Tuesday, March 01, 2016

Samsung SM951 NVMe Solid State Sisk







Subtitle: Marcus' first M.2 type M Solid State Disk 


A Computer Joke
My X58 motherboard is so old the Disk Controller copyright is from 2010 and the PCI slots are Generation 2.

Unfortunately, this is reality.   My main and backup servers are about 5 and 7 years old right now, and in computer years  (you multiply by 10, right?)  this makes both of them around retirement age.


Finite Funds
With very definitely finite funds I have the following upgrade plan

- Wait until the moment is right to rebuild a new Server
- Do some Structural upgrades right now
- If I am super clever, I'll be able to reuse this hardware in your new super dooper server


M.2 Disks

Besides differences in Length,  M.2 Solid State Hard Disks (SSD) have 2 different physical plug connectors and correspondingly different interfaces.

B Key
M Key

B Key is the older standard which plugs into a Motherboard M.2 B key slot, or via a simple cheap <20 GBP  adapter to a standard SATA disk interface

M Key is the newer standard.  It would best plug into a Motherboard M.2 M key slot, and this should be a direct link to a PCI, Generation 3, x4 lane slot.

But, did you know, you can also buy a cheap adapter card that will let your M.2 M Key disk just plug into a regular PCI slot   (x4 or better?).



This card is available from ebay for <10GBP including postage.  How do they do that!


The card I chose is even cleverer since it can mount 2 cards: a M.2 B key, outputting top right to a SATA connector,   and separately at the bottom a M.2 M key disk connection via the card slot connectors to the motherboard.

NOTE: Whilst the Samsung SM951 works well in the adapter card it can't be used to boot from because [my ancient] motherboard BIOS knows nothing about PCI disk based disks.  So you can use this as storage only when booted into Linux or Windows etc.



Some Stats


 7 Grams light







Samsung Magician did install on my Windows Server but it could not update any firmware.  A benchmark did work


 Now, an important thing about the test results.

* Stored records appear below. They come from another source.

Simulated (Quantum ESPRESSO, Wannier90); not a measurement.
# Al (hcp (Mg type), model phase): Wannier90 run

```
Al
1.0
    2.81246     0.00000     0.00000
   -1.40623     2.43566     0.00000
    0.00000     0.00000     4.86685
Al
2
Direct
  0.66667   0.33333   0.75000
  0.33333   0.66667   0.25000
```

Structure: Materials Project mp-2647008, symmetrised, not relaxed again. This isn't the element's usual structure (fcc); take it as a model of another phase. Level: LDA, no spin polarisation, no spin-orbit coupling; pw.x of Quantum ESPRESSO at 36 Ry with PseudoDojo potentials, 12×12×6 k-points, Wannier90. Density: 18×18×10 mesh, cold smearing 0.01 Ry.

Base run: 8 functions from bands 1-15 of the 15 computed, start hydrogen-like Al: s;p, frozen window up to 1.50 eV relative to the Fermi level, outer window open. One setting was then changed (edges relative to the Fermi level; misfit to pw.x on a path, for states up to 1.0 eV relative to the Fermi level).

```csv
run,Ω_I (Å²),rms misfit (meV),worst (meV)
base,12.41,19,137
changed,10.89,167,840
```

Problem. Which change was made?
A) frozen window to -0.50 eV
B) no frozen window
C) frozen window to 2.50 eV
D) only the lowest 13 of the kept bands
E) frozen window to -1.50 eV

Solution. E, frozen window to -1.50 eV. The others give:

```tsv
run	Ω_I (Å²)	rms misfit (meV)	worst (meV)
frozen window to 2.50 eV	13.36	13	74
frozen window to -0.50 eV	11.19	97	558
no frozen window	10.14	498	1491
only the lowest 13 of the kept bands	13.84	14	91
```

My test computer is a circa 2009 genre, PCI slot gen 2 system.   But this disk should be interfaced to a PCI slot gen 3 system. PCI gen 3 is twice the speed of gen 2.  See here


For me I recognise that my next computer, with PCI gen 3, can potentially double the above speeds, certainly sequential reads should be above 2000 MB/sec not the 'pathetic' 1671MB/sec as shown above.

A cunning Plan



I have tested this card combination in my backup server for a few weeks, and then moved it to the main server.  It is part of a cunning [Microsoft] plan that I'll publish when fully tested and working, to improve the disk performance of the main server.

Summary
I'm very happy with this initial dip into the world of faster than SATA III, Disk Interfaces.

The biggest learning point for me is that in the future I can use any PCI gen 3 motherboard, it does not need a dedicated motherboard M.2 slot.  I can instead just use one or more regular x4 or better PCI slots with an adapter card.